Something I’ve noticed more on this trip home, and more than in our previous travels is how overstimulated Elanor gets and how quickly.
Confession–we’ve never been a family that does “routines” in terms of the clock. There was never the “be home for 2pm naps” or “bedtime is firmly X.” We have routines of certain books and all of that at bedtime, but we’ve generally been a flexible family, which has translated well into travel. Elanor rolls with the punches, time changes and all of that with relative ease. Personally I think being over a complete 12 hour inversion of time in only 4 days is close to miraculous. Arguably it took me longer to get over jet lag than it did Ella.
But as she’s getting older, this “easy travel” thing is getting harder. I expect it to get even more challenging before it becomes easier again.
What I didn’t realize is that we have, inadvertently become more of a routine family over the past few months. Elanor is used to going to school twice a week. She’s used to gymnastics once a week. She’s used to popping into a mall and after a small amount of shopping, getting to play in a fountain.

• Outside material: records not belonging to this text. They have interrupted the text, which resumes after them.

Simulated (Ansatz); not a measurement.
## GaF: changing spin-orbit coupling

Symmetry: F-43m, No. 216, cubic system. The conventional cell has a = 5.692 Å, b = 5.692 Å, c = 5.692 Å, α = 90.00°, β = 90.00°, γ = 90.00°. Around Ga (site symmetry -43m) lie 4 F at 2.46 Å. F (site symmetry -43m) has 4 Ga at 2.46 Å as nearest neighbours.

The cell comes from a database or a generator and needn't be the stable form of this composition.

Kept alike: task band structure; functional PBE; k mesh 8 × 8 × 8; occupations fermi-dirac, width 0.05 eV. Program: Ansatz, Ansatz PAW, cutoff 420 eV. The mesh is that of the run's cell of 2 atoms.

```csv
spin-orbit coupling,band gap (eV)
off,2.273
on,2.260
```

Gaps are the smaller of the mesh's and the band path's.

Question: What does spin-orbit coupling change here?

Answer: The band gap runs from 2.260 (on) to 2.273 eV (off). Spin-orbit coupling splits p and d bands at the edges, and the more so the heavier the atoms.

Travel up-ends all of that. There’s been no school. There’s been shopping trips of FAR more length than I would ever dare to do at home (time is short and I need to get X,Y and Z done…and I can only beg so much free childcare from my parents and my in-laws). When we go shopping, Elanor is dazzled by the ENTIRE AISLE of Disney Princess Crap (TM) at Toys R Us, as opposed to the small section on one side of a half-aisle. Or today..Barnes and Noble’s children’s section puts Kinokuniya and Borders to shame, and Elanor just got overwhelmed.
Overwhelmed toddlers tend to not know how to express themselves…except via tantrum.
Oh, the tantrums.
We have had more tantrums/Ella behaving badly (pulling things off shelves, running away, screaming NO) in the past few weeks than we have in the past few months. At first I was bewildered…who was this demon child throwing a fit in a restaurant when she’s ALWAYS good (especially when bribed with iPhone games and video)? Then I realized, in the same way that our last trip was home was overwhelming for me, and being in a grocery store is incredibly overwhelming for me, all of this (seeing her grandparents and our friends, all the extra shopping, the car, all the new experiences) were too much for her and she doesn’t have the vocabulary or ability to explain how she’s feeling to us.
We’re trying our best to compensate, such as taking turns this evening with her outside the restaurant, letting her jump in puddles to burn off energy and do something SHE thinks of as fun. We’re letting some behaviors slide that we might not normally (not the serious ones, but the smaller ones…giving her a few extra chances). We’re doing things like laying down with her at bedtime that we don’t normally do. We’re trying our best.
I think when you travel with toddlers, if you can (and as expats visiting home, it may not be an option) you want to take things as slowly as possible and build in as much free time as you can. Playgrounds, parks, anywhere that they can run the energy out should be built into your days. Limit touristy or chore-like things to as few per day as possible and for as short a time as possible. We do much better with these when we’re just traveling, as opposed to being home where we try to fit in as much as we can in a really short (in Ravi’s case, even shorter than my) time frame. And if you can’t…store up some extra compassion and patience for your overstimulated child.